Memory is one person’s distortion of the past. History is that of the consensus. The latter may be more reliable and factual, but the former can be more illuminating and cinematic. It can also be, within its subjective limitations, closer to the truth, especially when transformed by a genius such as Federico Fellini in his 1972 masterpiece, “Roma,’’ recently re-released on DVD by the Criterion Collection.

A single documentary can’t contain an entire city with its multiplicity in time and place and its multitudes of souls, but it can express the documentarian’s experience of it. In silent classics such as Walter Ruttman’s rhapsodic day-in-the-life of a metropolis, “Berlin: Symphony of a Great City’’ (1927), and Dziga Vertov’s dizzying four-city tour, “Man With a Movie Camera’’ (1929 ), as well as Guy Maddin’s more recent, oddball masterpiece, “My Winnipeg’’ (2007), documentaries have long employed imaginative means to convey a reality that is more psychological than materialistic.

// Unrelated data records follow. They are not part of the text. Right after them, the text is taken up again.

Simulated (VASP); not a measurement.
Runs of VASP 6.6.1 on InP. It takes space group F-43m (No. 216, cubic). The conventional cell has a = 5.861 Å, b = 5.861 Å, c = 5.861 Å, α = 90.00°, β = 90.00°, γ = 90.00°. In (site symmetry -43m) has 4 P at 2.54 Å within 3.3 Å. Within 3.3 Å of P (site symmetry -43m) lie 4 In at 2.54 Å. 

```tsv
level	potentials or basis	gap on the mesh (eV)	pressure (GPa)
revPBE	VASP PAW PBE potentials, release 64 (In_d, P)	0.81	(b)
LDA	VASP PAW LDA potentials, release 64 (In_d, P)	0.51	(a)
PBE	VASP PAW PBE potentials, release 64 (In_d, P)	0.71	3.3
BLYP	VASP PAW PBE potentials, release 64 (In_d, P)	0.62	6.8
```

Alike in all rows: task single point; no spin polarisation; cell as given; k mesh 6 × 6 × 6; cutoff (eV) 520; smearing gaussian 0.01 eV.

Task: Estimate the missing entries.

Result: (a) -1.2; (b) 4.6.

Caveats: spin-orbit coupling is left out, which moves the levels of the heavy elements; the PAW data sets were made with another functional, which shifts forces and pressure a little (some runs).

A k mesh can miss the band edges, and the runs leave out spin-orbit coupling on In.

Psychology for Fellini meant Carl Gustav Jung, whose more mystical alternative to Freudian analysis began to influence the director in the early 1960s. It inspired the near solipsistic self-exploration of his masterpiece “8½’’ (1963) and the surreal and sentimental “memoir’’ “Amarcord’’ (1973). Fellini ventured with this Jungian point of view into the distant past in “Fellini Satyricon’’ a grotesque adaptation of Petronius’s satire of ancient Roman decadence, and into the world of today with the seemingly structureless series of vignettes in “Roma.’’

The vignettes represent the gradual progression of the filmmaker’s consciousness from the fringes of the city, both geographical and psychic, to its ineffable heart.

It begins with the authorial voice-over (delivered not by the squeaky-voiced Fellini himself but by mellifluous voice actor Adalberto Maria Merli) describing his first encounter with Rome — an ancient milestone outside his hometown of Rimini, shot at dusk with the silhouettes of peasants — one bearing a scythe, like Death — migrating to the big city.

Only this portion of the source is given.